I hold this is a joke... I can't tell anymore on ET whether something is in jest or in all seriousness anymore
http://www.physicsforums.com/showthread.php?t=542040&page=2 Someone mentioned the moment the Markov chain has its first stopped out 'loss', ruin R=1 is certain...even when p(win)=0.99...whatever that means.
Ah... you've tried to read a jackie h. thread.... which is, of course, where I got the idea of looking at prices in cauchy-hilbert space in which statically optimized medians of future prices allows me to capture 1e100% of the daily true range.
Excellent! I would also include the solutions of the matrix Schrödinger equation in the full Cauchy-Lanczos basis.

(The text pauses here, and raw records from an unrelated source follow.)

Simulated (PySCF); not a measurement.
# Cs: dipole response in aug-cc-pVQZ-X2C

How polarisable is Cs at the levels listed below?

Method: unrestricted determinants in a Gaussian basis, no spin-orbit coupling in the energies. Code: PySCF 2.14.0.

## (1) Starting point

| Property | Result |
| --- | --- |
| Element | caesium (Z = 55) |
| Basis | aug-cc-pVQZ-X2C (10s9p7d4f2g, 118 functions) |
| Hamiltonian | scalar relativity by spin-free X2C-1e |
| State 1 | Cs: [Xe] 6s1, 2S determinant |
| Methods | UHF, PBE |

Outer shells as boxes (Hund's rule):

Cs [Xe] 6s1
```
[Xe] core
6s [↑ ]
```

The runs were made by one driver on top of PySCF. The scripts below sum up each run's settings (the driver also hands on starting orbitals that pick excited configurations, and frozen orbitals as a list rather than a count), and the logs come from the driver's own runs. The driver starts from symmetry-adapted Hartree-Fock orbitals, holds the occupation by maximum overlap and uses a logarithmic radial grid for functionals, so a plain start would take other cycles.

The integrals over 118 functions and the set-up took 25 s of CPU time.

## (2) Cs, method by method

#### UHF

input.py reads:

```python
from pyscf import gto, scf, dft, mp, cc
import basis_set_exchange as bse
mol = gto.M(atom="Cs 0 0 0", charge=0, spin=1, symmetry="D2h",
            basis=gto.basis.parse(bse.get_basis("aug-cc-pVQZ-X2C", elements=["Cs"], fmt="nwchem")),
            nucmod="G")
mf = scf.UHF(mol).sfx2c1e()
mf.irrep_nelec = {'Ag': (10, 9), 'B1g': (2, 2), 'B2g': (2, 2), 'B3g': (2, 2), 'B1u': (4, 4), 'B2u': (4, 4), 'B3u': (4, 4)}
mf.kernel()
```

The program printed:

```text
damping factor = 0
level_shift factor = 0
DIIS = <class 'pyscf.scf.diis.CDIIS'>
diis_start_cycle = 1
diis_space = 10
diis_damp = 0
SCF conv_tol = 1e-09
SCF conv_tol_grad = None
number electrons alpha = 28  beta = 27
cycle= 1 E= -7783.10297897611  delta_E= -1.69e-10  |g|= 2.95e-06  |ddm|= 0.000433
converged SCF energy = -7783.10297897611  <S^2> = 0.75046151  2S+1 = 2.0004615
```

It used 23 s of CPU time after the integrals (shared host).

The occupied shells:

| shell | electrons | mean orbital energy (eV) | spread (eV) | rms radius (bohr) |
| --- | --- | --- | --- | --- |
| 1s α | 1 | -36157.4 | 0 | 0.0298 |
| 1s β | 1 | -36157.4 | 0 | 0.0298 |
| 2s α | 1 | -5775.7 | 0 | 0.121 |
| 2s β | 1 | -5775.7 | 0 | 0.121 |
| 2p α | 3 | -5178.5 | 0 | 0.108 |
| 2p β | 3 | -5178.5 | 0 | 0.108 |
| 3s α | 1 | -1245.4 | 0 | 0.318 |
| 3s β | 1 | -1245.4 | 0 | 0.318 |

No. It's not. It's been explained in the previous posts. Given infinite time (intraday bill's specification), risk of ruin is 100%;
For this simplified model, we can try to apply that to trading... If p(win)=0.99 and q(loss)=0.01, and each trade is independent for a fixed bet, then the probability of losing at least once after n trials is 1−0.99^n. It's clear that the probability of losing at least once becomes large for large n, which sets off the initial condition for total ruin. IMO, For e.g, if system has p(win)=0.8, we should reduce trade size after 6 trials since 1-0.8^6~0.8. In general, reduce size when prob. of losing at least once after n trials = p(win). This probability value also seems to oscillate back if we view it from the opposite direction .i.e. prob. of winning at least once = 1-0.2^n = q(loss) after a while, when n becomes larger, we can increase trade size again?
I'm pretty sure this is wrong: the correct solution for even this simple case will require the pay out of the win vs the loss relative to the initial capital level. Ruin, in finite time and finite capital, is a path-dependent concept; Thus, simply using p(win) and 1-p(win) won't get you all the way there.